1. TPMMS Steps (High-Level Flow)
flowchart TD
A[Start: Main.main] --> B[Configure memory and output paths]
B --> C[Create IOTracker]
C --> D[Create TPMMS sorter]
D --> E[Phase 1: createInitialRuns for T1]
D --> F[Phase 1: createInitialRuns for T2]
E --> G[T1 runs on disk]
F --> H[T2 runs on disk]
G --> I[Phase 2: multiPassMerge for T1]
H --> J[Phase 2: multiPassMerge for T2]
I --> K[Final sorted T1 file]
J --> L[Final sorted T2 file]
K --> M[BagUnionMerger.mergeAndWrite]
L --> M
M --> N[Bag union output file]
N --> O[Print MergeMetrics and IOTracker stats]
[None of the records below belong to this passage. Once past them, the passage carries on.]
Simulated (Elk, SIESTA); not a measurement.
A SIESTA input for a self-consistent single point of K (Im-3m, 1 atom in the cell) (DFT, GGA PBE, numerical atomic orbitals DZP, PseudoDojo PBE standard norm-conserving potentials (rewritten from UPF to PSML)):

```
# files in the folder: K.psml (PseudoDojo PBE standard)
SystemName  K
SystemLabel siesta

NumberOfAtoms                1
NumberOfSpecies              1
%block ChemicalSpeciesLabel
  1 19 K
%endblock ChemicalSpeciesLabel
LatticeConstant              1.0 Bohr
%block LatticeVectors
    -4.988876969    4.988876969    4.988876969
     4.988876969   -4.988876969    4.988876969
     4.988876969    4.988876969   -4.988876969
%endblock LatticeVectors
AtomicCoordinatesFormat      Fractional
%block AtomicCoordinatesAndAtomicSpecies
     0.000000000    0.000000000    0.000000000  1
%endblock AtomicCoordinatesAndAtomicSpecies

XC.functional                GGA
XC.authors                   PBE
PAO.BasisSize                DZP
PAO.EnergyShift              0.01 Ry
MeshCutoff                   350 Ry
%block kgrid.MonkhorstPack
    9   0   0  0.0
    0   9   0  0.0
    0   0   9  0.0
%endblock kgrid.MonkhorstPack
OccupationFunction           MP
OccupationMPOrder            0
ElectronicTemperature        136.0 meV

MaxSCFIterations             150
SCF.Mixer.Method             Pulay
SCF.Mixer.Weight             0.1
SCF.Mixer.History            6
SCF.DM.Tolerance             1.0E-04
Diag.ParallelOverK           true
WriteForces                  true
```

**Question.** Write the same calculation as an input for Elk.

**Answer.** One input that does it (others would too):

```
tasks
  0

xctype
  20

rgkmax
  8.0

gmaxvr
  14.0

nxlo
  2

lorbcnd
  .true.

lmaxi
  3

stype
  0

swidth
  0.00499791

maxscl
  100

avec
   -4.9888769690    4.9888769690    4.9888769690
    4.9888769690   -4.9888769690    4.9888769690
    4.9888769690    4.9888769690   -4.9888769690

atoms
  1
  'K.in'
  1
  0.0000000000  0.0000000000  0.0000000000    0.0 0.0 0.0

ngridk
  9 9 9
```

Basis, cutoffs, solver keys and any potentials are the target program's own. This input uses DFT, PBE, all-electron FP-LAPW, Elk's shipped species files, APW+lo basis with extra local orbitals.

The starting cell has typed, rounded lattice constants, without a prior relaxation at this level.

2. Code Structure / Class Architecture
classDiagram
class Main {
+main(args)
-clearOutputDir(dirPath)
}
class TPMMS {
-BLOCK_TUPLES
-maxRecordsInMem
-K
-ioTracker
+TPMMS(memMB, ioTracker)
+createInitialRuns(filePath, prefix)
+multiPassMerge(initialRuns, relName)
-mergeTwoRuns(leftFile, rightFile)
-writeRun(buffer, runName)
}
class BagUnionMerger {
+mergeAndWrite(sortedT1, sortedT2, ioTracker, writer)
}
class IOTracker {
-readTuplesInCurrentBlock
-writtenTuplesInCurrentBlock
+totalBlocksRead
+totalBlocksWritten
+noteReadLine()
+noteWriteLine()
+flushPartialBlocks()
}
class MergeMetrics {
+distinctTuples
+outputBlocks
+blocksForTuples(tuples)
}
class Record {
+TOTAL_WIDTH
+raw
+Record(line)
+compareTo(other)
+toString()
+equals(obj)
+hashCode()
}
%% Relationships
Main --> IOTracker : uses
Main --> TPMMS : uses
Main --> BagUnionMerger : uses
Main --> MergeMetrics : reads
TPMMS --> IOTracker : uses
TPMMS --> Record : uses
BagUnionMerger --> IOTracker : uses
BagUnionMerger --> Record : uses
BagUnionMerger --> MergeMetrics : returns